U.S. senators introduce bill seeking changes to unemployment insurance program

Senate Finance Committee Chairman Ron Wyden (D-), U.S. Senator Michael F. Bennet (D-Colo.), and U.S. Representative Don Beyer (D-Va.) and a coalition of six Democratic and Independent senators on October 26 introduced a bill proposing several modifications to the joint federal-state unemployment insurance program.

The act, among other provisions, proposes the following program changes:

  1. Provide additional weeks of benefits when the federal unemployment rate is above 6.5%
  2. Increase federal financing of extended unemployment insurance benefits from 50% to 100%
  3. Require states to provide at least 26 weeks of benefits
  4. Require weekly benefit amounts to replace 75% of the claimant’s average weekly earnings in the claimant’s highest quarter of earnings during the base period, subject to the state’s maximum benefit amount
  5. Require the state maximum benefit amount to be greater than or equal to two-thirds of the state’s average weekly wage
  6. Create a federally funded Jobseeker Allowance of $250 per week to assist those who do not qualify for traditional unemployment insurance benefits.

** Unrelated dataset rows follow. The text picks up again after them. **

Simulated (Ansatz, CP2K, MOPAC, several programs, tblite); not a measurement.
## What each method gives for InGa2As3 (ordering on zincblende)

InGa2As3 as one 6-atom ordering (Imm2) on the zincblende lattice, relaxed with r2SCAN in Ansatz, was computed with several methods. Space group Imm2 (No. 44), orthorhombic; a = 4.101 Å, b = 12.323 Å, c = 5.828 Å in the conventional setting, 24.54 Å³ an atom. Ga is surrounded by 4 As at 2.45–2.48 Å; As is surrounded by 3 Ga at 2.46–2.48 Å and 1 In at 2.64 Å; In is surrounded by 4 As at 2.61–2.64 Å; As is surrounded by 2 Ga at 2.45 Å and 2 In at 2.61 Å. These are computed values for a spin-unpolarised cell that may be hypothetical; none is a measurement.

Unemployment insurance is a joint federal and state program that provides temporary monetary benefits to eligible laid-off workers who are actively seeking new employment. Qualifying individuals receive unemployment compensation as a percentage of their lost wages in the form of weekly cash benefits while they search for new employment.

The federal government oversees the general administration of state unemployment insurance programs. The states control the specific features of their unemployment insurance programs, such as eligibility requirements and length of benefits.